Glossary term

Chicago School of Economics

The Chicago School of Economics is a school of economic thought associated with free markets, price theory, monetarism, and limited intervention.

Updated

May 19, 2026

Read time

2 min read

What Is the Chicago School of Economics?

The Chicago School of Economics is a school of economic thought associated with the University of Chicago and economists such as Milton Friedman, George Stigler, Gary Becker, and others. It is often linked with free-market analysis, price theory, monetarism, competition, and skepticism toward heavy government intervention.

The term describes a broad intellectual tradition, not a single doctrine that every Chicago-trained economist accepts. It has influenced debates over inflation, regulation, antitrust, labor markets, education, law and economics, and public policy.

Key Takeaways

  • The Chicago School emphasizes markets, incentives, prices, competition, and individual choice.
  • Milton Friedman and other Chicago economists shaped modern debates over money, inflation, regulation, and policy.
  • The tradition is influential but contested, especially in areas involving market failures and inequality.
  • Its importance is historical, academic, and practical for policy and investing debates.

Ideas Commonly Associated With It

Idea

Financial or Policy Context

Price theory

Uses prices and incentives to explain choices and allocation.

Monetarism

Emphasizes money supply and inflation dynamics.

Regulatory skepticism

Questions whether intervention improves outcomes after costs and incentives.

Law and economics

Applies economic analysis to legal rules and institutions.

Human capital

Analyzes education and skills as economic investments.

Where It Shows Up

The Chicago School appears in policy debates about central banking, inflation, tax policy, deregulation, competition, school choice, labor markets, and antitrust. It also shows up in finance through ideas about market efficiency, rational choice, incentives, and the role of prices in processing information.

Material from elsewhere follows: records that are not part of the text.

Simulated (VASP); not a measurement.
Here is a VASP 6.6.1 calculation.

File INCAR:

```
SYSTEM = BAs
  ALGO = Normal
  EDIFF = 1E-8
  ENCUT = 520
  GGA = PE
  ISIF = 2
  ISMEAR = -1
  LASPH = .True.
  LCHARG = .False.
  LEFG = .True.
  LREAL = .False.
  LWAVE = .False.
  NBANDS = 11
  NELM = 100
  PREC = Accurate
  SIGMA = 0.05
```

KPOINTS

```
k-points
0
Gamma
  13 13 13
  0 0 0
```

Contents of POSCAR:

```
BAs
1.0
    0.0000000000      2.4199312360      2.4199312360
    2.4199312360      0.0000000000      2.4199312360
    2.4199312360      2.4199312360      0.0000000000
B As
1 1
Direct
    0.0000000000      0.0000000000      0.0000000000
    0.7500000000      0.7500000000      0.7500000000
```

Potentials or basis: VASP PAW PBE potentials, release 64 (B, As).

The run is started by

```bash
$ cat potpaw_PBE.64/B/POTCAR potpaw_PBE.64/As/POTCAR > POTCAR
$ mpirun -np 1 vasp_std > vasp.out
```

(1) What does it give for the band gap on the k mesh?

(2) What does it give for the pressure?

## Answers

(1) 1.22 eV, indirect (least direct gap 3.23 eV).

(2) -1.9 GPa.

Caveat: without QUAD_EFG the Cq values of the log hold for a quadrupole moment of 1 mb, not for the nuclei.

Its influence can be seen in arguments for market-based solutions and in criticism of policies that may distort incentives. Critics argue that Chicago-style analysis can understate power, frictions, behavioral limits, externalities, and distributional effects.

Why the Label Needs Care

Calling an argument Chicago School does not automatically make it pro-business or anti-government in a simple way. The tradition includes rigorous analysis of costs, incentives, competition, and institutional design. It also has internal variation across economists and eras.

For readers, the useful question is what assumption is being made about markets, incentives, information, and government capacity.

Legacy

The Chicago School of Economics remains one of the most influential economic traditions of the twentieth century. Its ideas shaped policy and finance, and its limits continue to be debated whenever markets and government intervention are weighed against each other.